Court of Appeals of Iowa
Dec 22, 2010
797 N.W.2d 131 (Iowa Ct. App. 2010)

Opinion

No. 0-800 / 10-0390.

Filed December 22, 2010.

Appeal from the Iowa District Court for Warren County, Paul R. Huscher, Judge.

The Heemstra Revocable Trust appeals a district court order declaring the Trust's purported redemption of real estate and garnishment of rents in the possession of a referee void and of no effect. AFFIRMED.

Jerry L. Schnurr III and Ernest Kersten, Fort Dodge, for appellants.

Donald G. Beattie of Beattie Law Firm, P.C., Des Moines, and Carly R. Smith and Phillip H. Myers of Myers, Myers, Danks Smith, Pleasantville, for appellees.

Heard by EISENHAUER, P.J., and POTTERFIELD and DOYLE, JJ. TABOR, J., takes no part.

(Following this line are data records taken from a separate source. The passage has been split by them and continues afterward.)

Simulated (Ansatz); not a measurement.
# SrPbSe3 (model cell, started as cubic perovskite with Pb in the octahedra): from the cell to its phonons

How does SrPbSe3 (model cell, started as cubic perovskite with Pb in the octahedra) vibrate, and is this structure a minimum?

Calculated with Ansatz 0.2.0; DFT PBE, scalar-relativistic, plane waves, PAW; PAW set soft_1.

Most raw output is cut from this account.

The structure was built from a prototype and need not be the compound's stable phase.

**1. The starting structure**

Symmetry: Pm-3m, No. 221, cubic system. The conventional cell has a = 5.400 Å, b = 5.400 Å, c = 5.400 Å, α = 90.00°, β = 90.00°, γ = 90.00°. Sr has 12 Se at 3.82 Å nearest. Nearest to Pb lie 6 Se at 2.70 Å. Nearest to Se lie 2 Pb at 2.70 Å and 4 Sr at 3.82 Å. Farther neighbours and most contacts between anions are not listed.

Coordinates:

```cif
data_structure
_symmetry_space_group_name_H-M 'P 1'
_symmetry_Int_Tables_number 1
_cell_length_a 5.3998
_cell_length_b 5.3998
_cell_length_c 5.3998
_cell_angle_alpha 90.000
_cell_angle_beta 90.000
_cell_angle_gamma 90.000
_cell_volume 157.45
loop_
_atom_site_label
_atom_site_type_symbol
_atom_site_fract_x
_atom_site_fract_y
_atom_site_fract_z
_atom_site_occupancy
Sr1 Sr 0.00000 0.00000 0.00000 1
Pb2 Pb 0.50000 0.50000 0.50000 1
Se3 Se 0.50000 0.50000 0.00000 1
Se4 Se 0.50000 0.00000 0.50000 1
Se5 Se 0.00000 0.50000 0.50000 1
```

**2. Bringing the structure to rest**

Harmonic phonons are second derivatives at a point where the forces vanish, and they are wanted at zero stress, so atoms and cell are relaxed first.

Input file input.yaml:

This appeal presents the question of whether, during a refereeship, a senior judgment lienholder may redeem property from a junior judgment creditor who purchased the debtor's property at an execution sale. To answer this question we must wade into the murky waters of our state's statutory redemption provisions, which our supreme court long ago described as "philological monstrosities, illustrating how successfully ideas may be obscured by language." Goode v. Cummings, 35 Iowa 67, 69 (1872). More than a century later, the court aptly observed, "The passage of time has not made the provisions any clearer." Blue v. Oehlert, 331 N.W.2d 112, 113 (Iowa 1983).

I. Background Facts and Proceedings.

The events leading up to this appeal begin with the death of Tommy Lyon on January 13, 2003, at the hands of Rodney Heemstra. In the days following Heemstra's arrest for Lyon's death, Heemstra and his wife, Berta, began transferring their substantial real estate holdings to various family trusts and entities. Lyon's widow, Ronda, and his estate (collectively the Estate) filed a wrongful death suit against Heemstra and secured writs of attachment on some of that real estate.

Those writs were later set aside by this court in Estate of Lyon ex rel. Lyon v. Heemstra, No. 09-0164 (Iowa Ct. App. Jan. 22, 2010).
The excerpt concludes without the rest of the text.